The Darling Daahas of Dauh Tukad
Every year the Bali Aga (original Balinese) villages around Karangasem celebrate the coming of age of their young folk with a procession of rites and rituals. Part of the celebration is the famed Parang Pandan – fights with spiny pandanus leaves designed to draw blood from their opponents to spill on the ground and thus appease the attendant spirits. While it is a serious occasion, it is far from solemn and for any roving photographer, it is a visual delight. Everything is so cute. The dear boys dressed up for the day often could be mistaken for girls. It is a total eyestopper the first time you encounter them. Everyone looks gorgeous and everyone is happy – it is a celebration after all.
While the pandan fights are quite well known amongst aficionados, the advent of the Dahas and Tarunas is much less so. On this day, it was the turn of the boys, the Daha, to go through their paces.
The days start early with prayer and breakfast before the dressing up begins. Each boy to be admitted to the community is dressed and made up rather like a girl with full makeup. Is it to bid farewell to their feminine side before becoming a man or before being accepted as a male into the community I ask myself. As with many of the rituals they are really bathed in mystery and no one seems too sure of the origins or even the meanings.
Dressing takes a while and then around 2pm, the newly created Dahas make their way to the central square, on this day, in the full rain – a bit of a dampener, although the weather didn’t seem to affect the spirits of anyone much. It was just one more thing to accept.
Today is just one part of a celebration that lasts for two to three weeks each year, with different ceremonies happening each day. Some are arcane and obscure while others like the pandan fighting are proven crowd pleasers, to such an extent that stages are erected to give the crowds (and the crowds of photographers) a better view.
Dauh Tukad is a sister village to Tenganan, and although not quite as traditional looking, it follows the same lunar cycles and cycles of life. Both the villages are tucked away in the hills behind Candidasa on Bali’s east coast.
Both villages use the sacred gerinsing cloth – the double ikat that is famed throughout the world by serious collectors. (Only three places can make double ikat – Tenganan in east Bali, an island off Japan and India’s Gujerat – from where the techniques and some of the motifs are derived).
This beautiful and difficult to produce textile is very expensive and reputed to have magical protective properties. It is believed to keep evil influences out of the village and also protect the wearers during rites of passage ceremonies such as this one.
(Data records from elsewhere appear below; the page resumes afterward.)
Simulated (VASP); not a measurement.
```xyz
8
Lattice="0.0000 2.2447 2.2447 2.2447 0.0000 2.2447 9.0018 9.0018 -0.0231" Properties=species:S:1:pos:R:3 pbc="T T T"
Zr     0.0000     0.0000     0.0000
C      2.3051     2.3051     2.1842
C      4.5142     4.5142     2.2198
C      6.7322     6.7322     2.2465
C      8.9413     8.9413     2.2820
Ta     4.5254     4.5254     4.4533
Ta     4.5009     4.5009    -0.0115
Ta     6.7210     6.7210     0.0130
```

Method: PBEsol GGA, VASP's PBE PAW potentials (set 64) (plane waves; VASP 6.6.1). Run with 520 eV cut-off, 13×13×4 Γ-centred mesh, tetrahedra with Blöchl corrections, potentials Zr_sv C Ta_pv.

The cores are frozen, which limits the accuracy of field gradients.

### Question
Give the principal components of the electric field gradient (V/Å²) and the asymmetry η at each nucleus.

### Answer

As the Tarana are admitted to the community association, they are swathed in this precious fabric, and will also wear a sacred kris that has been in the family for centuries. Another part of the ceremony will include the tooth filing ritual that every Balinese must undergo to ensure his animal instincts are erased and his temper even.
For textile lovers, as well as photographers, and the merely curious, it is a ceremony not to be missed.